The flowering plant traditionally associated with Christmastime has a colorful history. The bright red-and-green poinsettia is one of America’s best-selling flowers, generating $325 million in sales during the holiday season.
Christine Engelbrecht, a plant pathologist at Iowa State University, says there are a couple of ways to pronounce the flower’s name. Both "poin-SET-ah" and "poin-SET-ee-ah" are correct, but most of the plant experts at ISU perfer the four-syllable version "poin-SET-ee-ah." She says it’s a matter of personal preference, like "tah-MAY-toe" versus "tah-MAH-toe."
The original poinsettia grew more like a tree in its native Mexico, typically reaching ten feet in height. Engelbrecht says the poinsettia dates back decades in the US, but has a much longer history south of the border. It wasn’t used by Europeans until the 1800s, but the poinsettia has been documented in Mexico for many centuries.

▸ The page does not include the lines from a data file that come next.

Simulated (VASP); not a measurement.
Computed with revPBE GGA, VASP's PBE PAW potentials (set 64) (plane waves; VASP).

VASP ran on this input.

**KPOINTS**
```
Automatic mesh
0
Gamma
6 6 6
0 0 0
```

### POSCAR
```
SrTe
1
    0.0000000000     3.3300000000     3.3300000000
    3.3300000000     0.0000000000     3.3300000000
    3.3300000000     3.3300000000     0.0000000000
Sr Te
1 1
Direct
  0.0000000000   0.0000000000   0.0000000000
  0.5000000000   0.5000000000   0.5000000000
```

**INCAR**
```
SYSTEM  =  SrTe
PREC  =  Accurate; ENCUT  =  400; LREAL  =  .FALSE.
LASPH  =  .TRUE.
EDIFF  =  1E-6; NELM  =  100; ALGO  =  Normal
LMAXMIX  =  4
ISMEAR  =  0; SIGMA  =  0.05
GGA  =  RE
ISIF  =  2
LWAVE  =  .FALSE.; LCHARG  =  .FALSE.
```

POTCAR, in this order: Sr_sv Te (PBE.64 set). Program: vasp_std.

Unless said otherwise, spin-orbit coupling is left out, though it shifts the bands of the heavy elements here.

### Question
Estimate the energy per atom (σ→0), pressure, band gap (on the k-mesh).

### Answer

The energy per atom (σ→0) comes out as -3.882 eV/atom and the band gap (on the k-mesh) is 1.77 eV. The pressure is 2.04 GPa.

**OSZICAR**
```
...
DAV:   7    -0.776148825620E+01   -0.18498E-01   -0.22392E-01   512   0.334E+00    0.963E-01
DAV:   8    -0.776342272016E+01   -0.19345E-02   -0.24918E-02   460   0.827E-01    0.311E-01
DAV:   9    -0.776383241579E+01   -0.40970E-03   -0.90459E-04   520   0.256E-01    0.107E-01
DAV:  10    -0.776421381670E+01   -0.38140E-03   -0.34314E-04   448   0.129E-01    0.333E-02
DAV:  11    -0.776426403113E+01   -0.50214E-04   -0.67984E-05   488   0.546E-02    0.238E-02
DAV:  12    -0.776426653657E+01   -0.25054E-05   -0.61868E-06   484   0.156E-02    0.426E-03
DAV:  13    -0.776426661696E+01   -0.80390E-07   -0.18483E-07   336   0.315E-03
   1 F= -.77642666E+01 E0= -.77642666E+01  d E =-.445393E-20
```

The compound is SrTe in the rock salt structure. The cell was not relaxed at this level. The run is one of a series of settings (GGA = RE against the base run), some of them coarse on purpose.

The plant has a physiology which makes it bloom once the days get short and the nights get long, making it the perfect flowering plant for late December and the Yuletide season. "It’s unusual in that it blooms around Christmas and it has that pretty red bloom. It was originally used for Christmas by Jesuit missionaries in Mexico back in the 1800s," she says. "They used the poinsettia as part of a nativity procession. That was the first recorded instance of it being used around holiday times."
The flower didn’t become popular in the U-S until the 1860s after a U-S ambassador to Mexico introduced it to people back home.